Most hardcore investment bankers and analysts don’t like gold either because it won’t fit into their financial models or because “they don’t understand it”.

That comment about not understanding gold sounds as odd today as it did when used a decade ago, around the time it was selling for less than $US1000 an ounce – and just before it shot up to $US1900/oz in September, 2011.

A few fortunes were made in that 90% price rise over roughly two years, and quite a few fortunes were not made because clients took professional advice and avoided gold after being told it’s too risky.

There is absolutely no doubt that gold can be a risky investment as the long slide down after that 2011 price-peak demonstrates, almost slipping through the $US1000/oz mark in late 2015.

But the same point about risk can be made of property developers, retailers, insurance companies, technology developers, stockbroking firms and banks – just ask any investor in Germany what they think of Deutsche Bank these days after its 80% share price fall over the past four years.

The key to understanding gold is to see it as a mirror of the global economy in that it provides an opposing view. When the world is in good order and growth is strong gold is sidelined, but when the world is under pressure, like now, gold stars.

There are two reasons for suggesting that it’s time to take a fresh look at gold, if you already haven’t. The first is that the global economy is stumbling towards a coordinated recession as a series of recent events highlight, and the second is that some professional analysts are sticking to their negative gold view.

Those analysts first because it was a research report from Morgans, a stockbroking firm, which triggered this latest look at gold and why it has a role in any balanced portfolio, and has had for the last 5000 years (give or take a century).

According to Morgans the share price of Australia’s biggest goldminer, Newcrest, is likely to fall from its recent price of around $32 to $24.92, a hefty 22% drop which is why the broker rates Newcrest as a sell (or “reduce” to use its preferred word).

Morgans is allowed to have its opinion of Newcrest and the stock has been a serial disappointment over many years but a factor in the broker’s negative analysis is likely to have been its gold-price assumptions which range from a current $US1302/oz up to $US1329/oz at this time next year.

There’s an obvious problem in those prices because gold is trading around $US1415/oz, comfortably above the Morgan’s assumptions and there’s no doubt that if the current price was inserted into the broker’s financial model a higher Newcrest price forecast would emerge.

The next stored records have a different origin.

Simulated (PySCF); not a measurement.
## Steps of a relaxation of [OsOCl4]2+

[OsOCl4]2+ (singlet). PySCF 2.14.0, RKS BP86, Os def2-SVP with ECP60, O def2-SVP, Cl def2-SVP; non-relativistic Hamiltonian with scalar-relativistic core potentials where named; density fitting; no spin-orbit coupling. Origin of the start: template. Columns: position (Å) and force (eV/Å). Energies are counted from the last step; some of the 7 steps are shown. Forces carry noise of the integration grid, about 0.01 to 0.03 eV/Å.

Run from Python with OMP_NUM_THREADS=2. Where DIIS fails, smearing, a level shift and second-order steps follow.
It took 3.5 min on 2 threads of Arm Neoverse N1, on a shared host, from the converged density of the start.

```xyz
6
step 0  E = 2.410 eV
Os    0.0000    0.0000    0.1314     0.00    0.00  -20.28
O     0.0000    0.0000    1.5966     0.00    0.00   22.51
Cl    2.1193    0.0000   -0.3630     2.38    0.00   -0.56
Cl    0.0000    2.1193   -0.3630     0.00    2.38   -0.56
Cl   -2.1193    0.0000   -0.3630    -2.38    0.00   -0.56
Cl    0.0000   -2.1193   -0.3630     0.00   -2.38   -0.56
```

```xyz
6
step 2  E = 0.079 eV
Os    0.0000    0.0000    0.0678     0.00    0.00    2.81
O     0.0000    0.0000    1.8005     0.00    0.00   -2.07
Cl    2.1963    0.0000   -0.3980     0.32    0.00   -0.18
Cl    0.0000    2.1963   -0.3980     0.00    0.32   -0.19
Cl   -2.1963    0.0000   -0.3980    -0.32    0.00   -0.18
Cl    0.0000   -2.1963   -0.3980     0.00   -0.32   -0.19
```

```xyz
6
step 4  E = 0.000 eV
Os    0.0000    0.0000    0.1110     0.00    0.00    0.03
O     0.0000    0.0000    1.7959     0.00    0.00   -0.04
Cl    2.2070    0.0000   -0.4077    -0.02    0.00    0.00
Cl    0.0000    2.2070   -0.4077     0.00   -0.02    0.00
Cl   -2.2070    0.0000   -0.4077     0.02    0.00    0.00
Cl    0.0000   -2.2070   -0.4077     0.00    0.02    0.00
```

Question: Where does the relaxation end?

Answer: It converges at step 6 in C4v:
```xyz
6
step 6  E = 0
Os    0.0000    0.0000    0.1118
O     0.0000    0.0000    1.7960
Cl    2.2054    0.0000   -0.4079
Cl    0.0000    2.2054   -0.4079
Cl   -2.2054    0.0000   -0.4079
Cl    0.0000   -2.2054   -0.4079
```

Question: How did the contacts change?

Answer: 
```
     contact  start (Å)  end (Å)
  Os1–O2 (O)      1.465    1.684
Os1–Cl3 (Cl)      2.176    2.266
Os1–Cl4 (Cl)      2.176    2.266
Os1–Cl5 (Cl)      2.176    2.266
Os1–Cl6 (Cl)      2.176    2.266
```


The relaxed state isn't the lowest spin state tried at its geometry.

To be fair to Morgans, it’s not alone. Earlier this month the internationally-focussed Credit Suisse published a series of low-ball price forecasts for several big-name Australian goldminers.

On a day when Northern Star, a darling of local gold bugs, was trading at $11.50, Credit Suisse said sell because the stock was heading for $6.10 (it actually rose to $11.88 in the days after that advice).

The issue for Credit Suisse seems to be the same as with Morgans, a low-ball gold price assumption of $US1335/oz for the current quarter before a rise to $US1360/oz before Christmas and then a long slide back to $US1300/oz.

Those assumptions by Credit Suisse were also factors in sell tips on a number of other gold stocks, including Newcrest, which it reckons is heading for $20.30, and Evolution, which has a price target of $2.60 compared with its latest price of around $4.37.

It’s in the gold-price assumptions that the problem can be found because conservative bankers and brokers are often blinkered in their global view and can’t see that gold could be entering a period of high demand (and a rising price) because global interest rates have collapsed – and are still falling.

For any bankers or brokers reading this the lesson is remarkably simple; gold rises when US interest rates fall and gold falls when US interest rates rise, with a secondary force being exerted by other currencies, especially the euro.

No-one is currently tipping a rise in US interest rates as its economy feels the heat caused by the trade war with China, a trade war which last week knocked the stuffing out of Singapore’s economy, plunging it into a technical recession.

In the next few days the US central bank is expected to announce an interest rate cut of between 25 basis points (0.25%) and 50 basis points (0.5%) which will further lower the appeal of the US dollar and the Treasury Bonds issued by the US Government.

Europe would like to follow the US but as many of the interest rates in that region are already negative (investors pay for the privilege of parking their money somewhere safe), a European Central Bank preference might be for a return of quantitative easing (money printing).

And then there’s the big bazooka, Donald Trump, the US President who wants to “weaponise” the US dollar by lowering its value to aid US exporters, a step which would put a rocket under gold because investors would shift their dollar-exposed assets into safe havens such as the Swiss franc – and gold.

None of these comments is meant to be a criticism of banks and brokers who claim to not understand gold, but it is a suggestion that they look beyond their financial models at a wider world which is facing its toughest conditions since the 2008 global financial crisis.

And, if that isn’t sufficient reason to see gold as a global currency beyond the reach of governments, ask why most central banks continue to hold gold, and in many cases are buying more?

The answer to that question about central banks, especially Russia and China, is that they’re taking evasive action because they see the US dollar having nowhere to go but down thanks to the country’s massive debt load and the latest plan to use the dollar as a trade-war weapon.

As a final word, never let gold dominate an investment portfolio. Use it as a useful form of insurance for tough times – like now.